Solar panels in the countryside by Lea S. / Canon Young People Programme 2021
The Young People Programme is not only about teaching creativity and career opportunities around photography. It is also about creating more awareness for the UN's Sustainable Development Goals among young people and sensitising them to the issues. And so each programme starts with the teaching of these 17 goals. Daniel Hahn, responsible for sustainability at Canon Germany, and Pauline Gödecke, Fellow of Teach First Germany, conveyed the contents in an initial lecture, which the students followed attentively. The final task was to "translate" the content into a photo. To ensure that this worked well, Jens Landmesser, trainer at the Canon Academy, first taught the basics of photography and camera operation. Building on this, the renowned and multi-award-winning nature photographer Ulla Lohmann worked with the students on what makes a strong, meaningful picture. Over the course of three days, the participants learned the photographic tools of the trade: exposure, time, aperture, composition - everything that is important for a good picture was conveyed to the participants in equally instructive and entertaining contributions.
Pauline Gödecke is pleased that the initiative has come about at her school: "We have been given a really great opportunity here. Access to these exciting topics, photography, creativity, awareness of sustainability, would not have been possible on this scale for any of us. The students took a lot away from this workshop. It was great fun to see the enthusiasm for photography in the students. After the theoretical part, it was time to get out into the action, equipped with high-quality Canon cameras. The participants worked out their own picture stories and looked for motifs that expressed challenges and solutions to sustainability. Or they found motifs that they associated with the sustainability goals. Images and visual storytelling work in many ways, which the young people tried out. What emerged is a collection of photographs worth seeing, of which all participants are justifiably proud.

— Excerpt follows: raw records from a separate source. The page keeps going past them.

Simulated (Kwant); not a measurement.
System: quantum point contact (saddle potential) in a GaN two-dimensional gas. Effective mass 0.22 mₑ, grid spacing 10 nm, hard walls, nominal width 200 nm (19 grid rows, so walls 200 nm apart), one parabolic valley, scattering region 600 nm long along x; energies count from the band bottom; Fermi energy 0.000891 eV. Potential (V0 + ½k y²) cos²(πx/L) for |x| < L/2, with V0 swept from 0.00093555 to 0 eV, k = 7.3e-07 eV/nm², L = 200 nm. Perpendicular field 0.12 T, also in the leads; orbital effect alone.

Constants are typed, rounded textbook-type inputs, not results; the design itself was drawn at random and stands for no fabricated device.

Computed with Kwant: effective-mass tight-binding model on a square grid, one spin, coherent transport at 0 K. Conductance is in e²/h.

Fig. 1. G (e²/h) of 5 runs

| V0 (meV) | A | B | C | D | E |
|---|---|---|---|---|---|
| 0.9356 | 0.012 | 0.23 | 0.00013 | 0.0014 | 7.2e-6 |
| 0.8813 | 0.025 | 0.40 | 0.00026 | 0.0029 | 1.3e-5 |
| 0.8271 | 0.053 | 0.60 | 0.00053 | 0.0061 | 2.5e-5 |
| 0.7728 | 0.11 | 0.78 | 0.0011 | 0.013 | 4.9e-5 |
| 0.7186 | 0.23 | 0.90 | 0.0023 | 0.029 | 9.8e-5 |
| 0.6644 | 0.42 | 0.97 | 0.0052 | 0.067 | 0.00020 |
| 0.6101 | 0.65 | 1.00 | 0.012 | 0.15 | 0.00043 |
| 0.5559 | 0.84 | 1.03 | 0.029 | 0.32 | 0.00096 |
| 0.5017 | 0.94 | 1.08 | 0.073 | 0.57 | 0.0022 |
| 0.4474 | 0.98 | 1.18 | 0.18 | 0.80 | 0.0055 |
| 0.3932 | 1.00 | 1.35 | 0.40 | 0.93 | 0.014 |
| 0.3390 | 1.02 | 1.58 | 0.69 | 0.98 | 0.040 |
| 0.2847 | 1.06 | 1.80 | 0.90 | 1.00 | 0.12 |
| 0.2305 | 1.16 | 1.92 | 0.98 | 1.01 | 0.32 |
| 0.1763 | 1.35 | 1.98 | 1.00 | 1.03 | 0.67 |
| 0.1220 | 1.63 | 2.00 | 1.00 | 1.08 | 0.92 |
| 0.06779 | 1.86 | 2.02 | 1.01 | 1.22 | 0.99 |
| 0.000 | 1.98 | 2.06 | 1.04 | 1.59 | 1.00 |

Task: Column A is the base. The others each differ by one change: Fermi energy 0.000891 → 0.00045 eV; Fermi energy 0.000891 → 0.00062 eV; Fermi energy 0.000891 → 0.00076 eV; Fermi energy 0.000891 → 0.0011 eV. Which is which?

Maurice Z. comments: "The photo project was a great experience. Through the project we had a chance to take photographs with cameras that we wouldn't have otherwise. With the different settings and lenses we were able to take lots of different photos." Kevin K. adds: "Very cool experience! We got to learn how a camera works and how to tell stories with pictures. I had a lot of fun and hope that it will be useful for me later on." Sarah A. is also enthusiastic: "I learned completely new things here. With the camera I was outdoors a lot more than usual and took pictures. The camera gave me a completely new perspective on the world.
The impetus for the selection of the Heinrich Böll Comprehensive School came from Fellows of "Teach First Germany". The non-profit educational organisation sends university graduates from all disciplines to so-called hotspot schools as additional teachers for two years. Teach First Germany's mission: Fellows support teachers in the classroom, strengthen students' self-confidence through joint projects and help them make plans for their future careers. The educational success of students in Germany still depends on their economic background. The income and educational level of the parents determine the career paths of children and young people. They are particularly noticeable as obstacles when, for example, pupils are between school types or want to start an apprenticeship. The jump to the next level regularly becomes a breaking point in their lives. Fellows like Pauline Gödecke work precisely on these transitions. Her work has been funded by the F. Victor Rolff Foundation since the school year 2020/21.
This mission of Teach First Germany fits perfectly for Canon. "With the Young People Programme, we want to promote the creativity of young people and open up new opportunities and perspectives for them. We want to inspire and awaken the desire to make a difference ourselves. So at Teach First Germany we meet people who, like us, care about making a contribution to the common good. We are pulling together on this important rope," says Daniel Hahn, responsible for Corporate Social Responsibility and Sustainability at Canon Germany for the DACH region.
The Young People Programme has been running at Canon in Europe since 2016, and to date more than 3250 young people from over 23 countries have been supported through the programme.